Anthropocene: The Human Epoch
Jennifer Baichwal, Edward Burtynsky, Nicholas de Pencier
Mercury Films
28 Sep 2018 (CA)

In a 2016 New Yorker profile of Edward Burtynsky, the “Canadian photographer known for his sweeping images of industrial projects and their effects on the environment,” staff writer Raffi Khatchadourian makes a special point of noting that the much-celebrated artist’s work has not gone completely uncriticized. At issue has been the question of whether or not Burtynsky’s images – usually shot with large format film and digital medium format cameras and aerial assistance of one sort – unduly aestheticize the environmental degradation they depict. For example, as Khatchadourian explains, “a critic responding to [Burtynsky’s 2009 photobook] Oil wondered whether the fusing of beauty with monumentalism, of extreme photographic detachment with extreme ecological damage, could trigger only apathy as a response.” He adds: “Where Burtynsky’s epic industrial landscapes are least successful, they convey beauty and immensity without being intellectually engaging.”

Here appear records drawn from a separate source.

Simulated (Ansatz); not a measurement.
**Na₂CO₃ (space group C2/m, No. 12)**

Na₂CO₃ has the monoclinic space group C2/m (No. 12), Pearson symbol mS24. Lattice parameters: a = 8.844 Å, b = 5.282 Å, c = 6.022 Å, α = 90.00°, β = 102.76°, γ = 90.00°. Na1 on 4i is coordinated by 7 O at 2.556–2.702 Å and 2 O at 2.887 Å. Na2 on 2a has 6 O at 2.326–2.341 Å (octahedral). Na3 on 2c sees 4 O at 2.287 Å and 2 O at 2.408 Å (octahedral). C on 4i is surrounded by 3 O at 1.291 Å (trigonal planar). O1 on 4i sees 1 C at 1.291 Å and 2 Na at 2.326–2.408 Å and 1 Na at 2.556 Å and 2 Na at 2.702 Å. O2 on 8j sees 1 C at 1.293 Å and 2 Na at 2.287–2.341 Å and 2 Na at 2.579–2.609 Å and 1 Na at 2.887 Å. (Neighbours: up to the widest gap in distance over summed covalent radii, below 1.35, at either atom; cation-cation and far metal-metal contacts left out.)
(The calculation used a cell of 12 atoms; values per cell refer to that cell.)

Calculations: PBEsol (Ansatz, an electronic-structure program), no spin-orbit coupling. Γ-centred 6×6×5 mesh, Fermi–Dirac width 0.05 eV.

How much one appreciates Anthropocene: The Human Epoch, the new documentary co-directed by Burtynsky, Jennifer Baichwal, and Nicholas de Pencier and the third installment in this series, will depend greatly on how one feels about such appraisals. Those affected by Burtynsky’s “fusing of beauty with monumentalism” are likely to be moved by the film, warts and all. Those who share the criticisms of his work, however, will likely find the experience trying and be far less forgiving of those warts.

Anthropocene: The Human Epoch is the third collaboration between Burtynsky, Baichwal, and de Pencier, following 2006’s Manufactured Landscapes (directed by Baichwal) and 2013’s Watermark (co-directed by Baichwal and Burtynsky). Impressionistically shot on Super 16mm film by cinematographer/producer de Pencier, Manufactured Landscapes makes for an effective cinematic translation of Burtynsky’s work while also offering some impressive visual flourishes of its own – most notably, the now-iconic tracking shot through a massive Chinese factory that sets the whole film into motion. On a purely technical level, Watermark appreciably raises the bar by shooting in 5K ultra-high-definition with prototype RED cameras. Otherwise, though, this look at Burtynsky’s exploration of water is just more of the same – albeit without a sequence quite as fresh and spectacularly arresting as that Manufactured Landscapes opener.

Though the three films are spoken of collectively as a trilogy, Anthropocene: The Human Epoch represents a significant departure from Manufactured Landscapes and Watermark. While the earlier films focus a substantial amount of attention on Burtynsky and his technique, complementing the images with context and glimpses into his artistic method, the new one excludes him entirely as a documentary “character”. In so doing, Anthropocene: The Human Epoch not only breaks with its predecessors but also loses one of their strengths: distance, or at least some semblance of it. Though neither Manufactured Landscapes nor Watermark meaningfully critiques Burtynsky’s work, their ostensible position outside his process of looking in does invite some thought about his whole photographic project. With Anthropocene: The Human Epoch, though, Baichwal and de Pencier’s project becomes completely indistinguishable from Burtynsky’s; their projects are now the same. Indeed, if Watermark closed most of the distance between the filmmakers and their subject by adding Burtynsky as a co-director, then Anthropocene: The Human Epoch closes it completely by taking him out of the frame altogether.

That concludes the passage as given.